HBO spotlights Army recruiting
http://www.recordonline.com/apps/pbcs.dll/article?AID=/20080728/NEWS/807280319
Bear Mountain Company featured
By Alexa James
Times Herald-Record
July 28, 2008
MIDDLETOWN Cut to a college fair in Houma, La. The high school
assembly is packed with parents and teens. A university flack ends
his sales pitch, then it's Sgt. 1st Class Clay Usie's turn.
As the Army recruiter begins his introduction, the crowd clears,
rattling chairs and gabbing on the way out, leaving the guy in the
uniform looking like the hired singer at a cocktail party.
Cut back to the Army recruiting office in Middletown, where watching
that scene play on a flat-screen television is just as awkward now as
it must have been a few years ago, when "The Recruiter" was filmed.
Bear Mountain Recruiting Company soldiers pre-screened the
documentary last week.
"I was quite surprised," said the company commander, Capt. Daniel
Tower, 27, of Massachusetts. "I actually liked it."
The 90-minute film spotlights one of the Army's most prolific
recruiters and follows four of his new enlistees through basic
training and up to their first deployments.
Department of Defense data shows that 1.1 million Americans are
currently serving in the Army. That's less than .4 percent of the population.
Most people, the recruiters said, get their military intelligence
from news bites and movies.
Recent films about the wars in Iraq and Afghanistan, such as
"Stop-Loss," about soldiers' involuntary active duty service
extensions, and "In the Valley of Elah," about returning soldiers'
post-traumatic stress, depict a war and a military that's coming apart.
And now a new HBO miniseries dubbed "Generation Kill" traces the
invasion of Iraq through a lens of blood and political incorrectness.
But "The Recruiter," which debuts at 9 p.m. Monday on HBO, could
spread some useful footage for the Army's employers.
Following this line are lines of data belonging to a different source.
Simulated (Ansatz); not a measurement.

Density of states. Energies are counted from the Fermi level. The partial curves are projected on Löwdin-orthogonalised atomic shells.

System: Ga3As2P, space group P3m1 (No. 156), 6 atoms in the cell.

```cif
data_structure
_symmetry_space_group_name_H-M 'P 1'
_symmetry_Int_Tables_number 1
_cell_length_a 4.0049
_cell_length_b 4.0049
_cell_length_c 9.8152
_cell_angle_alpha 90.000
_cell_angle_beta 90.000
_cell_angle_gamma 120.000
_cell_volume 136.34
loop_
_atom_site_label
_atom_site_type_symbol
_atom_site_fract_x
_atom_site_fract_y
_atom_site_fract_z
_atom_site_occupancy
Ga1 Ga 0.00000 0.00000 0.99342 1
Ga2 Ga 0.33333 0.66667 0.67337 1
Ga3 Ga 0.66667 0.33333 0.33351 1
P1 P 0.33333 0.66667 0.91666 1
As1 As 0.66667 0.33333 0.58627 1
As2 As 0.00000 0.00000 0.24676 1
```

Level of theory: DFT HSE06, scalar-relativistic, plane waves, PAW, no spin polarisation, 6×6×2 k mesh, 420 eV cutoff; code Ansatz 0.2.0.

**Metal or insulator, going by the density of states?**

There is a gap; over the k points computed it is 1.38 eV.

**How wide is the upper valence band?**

Tower said the teens who enlist from the rural towns outside New
Orleans are no different than those who join from the outskirts of
New York City.
They are high school standouts and misfits, too skinny and too fat.
They either like or hate their parents. Recruiters say much of their
time is spent educating candidates about today's changing military.
"You don't come out of high school and raise your right hand and
become a soldier," said Staff Sgt. John Hand, 24, of Chester. "I'm
still learning what it means to be a soldier."
Hand joined a peace-time Army in January 2001. He returned from Iraq
in 2005 and started recruiting four years ago. He tries to sign up
two people a month. The company mission is 40.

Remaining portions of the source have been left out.